Shares in electronics retailer Dick Smith Holdings Ltd (ASX: DSH) are in a trading halt this morning pending an announcement "to be made in respect of the company's funding position and debt financing covenants."
Dick Smith shocked the market twice in two months over October and November 2015 after issuing a significant profit downgrade for FY16 in October and then announcing in November it was unable to re-affirm profit guidance given just one month previously.
As a consequence the share price has fallen even faster than management's credibility with the shares last closing at 35.5 cents, down around 73% in just two months, with potentially further bad news to come just after the all-important Christmas shopping season.

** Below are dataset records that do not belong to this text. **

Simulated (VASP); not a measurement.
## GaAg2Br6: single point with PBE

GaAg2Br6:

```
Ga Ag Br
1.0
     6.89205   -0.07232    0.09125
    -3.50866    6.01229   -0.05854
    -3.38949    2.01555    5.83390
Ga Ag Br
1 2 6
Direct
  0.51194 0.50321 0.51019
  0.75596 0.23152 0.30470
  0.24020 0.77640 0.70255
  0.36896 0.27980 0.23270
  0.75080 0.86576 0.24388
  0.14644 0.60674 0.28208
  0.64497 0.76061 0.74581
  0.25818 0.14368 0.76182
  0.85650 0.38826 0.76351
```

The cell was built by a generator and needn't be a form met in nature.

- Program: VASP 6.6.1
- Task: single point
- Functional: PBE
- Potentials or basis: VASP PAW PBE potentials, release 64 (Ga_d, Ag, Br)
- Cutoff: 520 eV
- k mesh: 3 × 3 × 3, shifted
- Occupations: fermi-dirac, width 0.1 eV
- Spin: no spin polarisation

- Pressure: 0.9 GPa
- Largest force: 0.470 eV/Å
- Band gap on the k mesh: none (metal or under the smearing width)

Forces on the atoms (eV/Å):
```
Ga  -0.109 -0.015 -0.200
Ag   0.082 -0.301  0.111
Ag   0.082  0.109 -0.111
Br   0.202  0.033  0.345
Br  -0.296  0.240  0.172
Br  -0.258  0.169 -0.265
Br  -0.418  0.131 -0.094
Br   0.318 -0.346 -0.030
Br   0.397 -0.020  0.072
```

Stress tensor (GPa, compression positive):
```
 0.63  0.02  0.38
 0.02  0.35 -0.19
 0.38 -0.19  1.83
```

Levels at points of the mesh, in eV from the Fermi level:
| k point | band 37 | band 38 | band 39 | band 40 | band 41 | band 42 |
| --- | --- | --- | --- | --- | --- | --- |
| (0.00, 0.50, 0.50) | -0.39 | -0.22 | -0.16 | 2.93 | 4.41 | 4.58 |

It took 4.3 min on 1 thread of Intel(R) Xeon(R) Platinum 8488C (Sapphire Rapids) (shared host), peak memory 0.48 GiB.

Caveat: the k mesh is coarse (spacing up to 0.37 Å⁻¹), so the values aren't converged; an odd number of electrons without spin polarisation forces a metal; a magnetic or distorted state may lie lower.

The company also announced at the end of November that it would write down $60 million worth of inventory with a potential further write down "depending on Christmas trading".
Investors then can likely expect another write down and potentially worse news regarding debt financing covenants if the company is approaching or has breached a maximum debt to equity ratio or any other debt related covenants agreed with bankers, other creditors or suppliers for example.
If this is the case it could mean a capital raising, or potentially worse if the retailer is unable to negotiate some breathing room with its creditors.
Shares are likely to come under more selling pressure if the news is bad and investors tempted to snare a bargain should steer clear.
The company has only recently come out of the hands of private equity and management's habit of providing shock updates is not one any intelligent investor would want exposure to.
Investors keen on the retail space going forward could consider JB Hi-Fi Limited (ASX: JBH). Its shares are up 1.4% today as investors shrug off any concerns about the overall health of the electronics goods sector and it looks to remain a far better bet for investors looking to capitalise on media reports of generally strong retail sales over the Christmas shopping festival.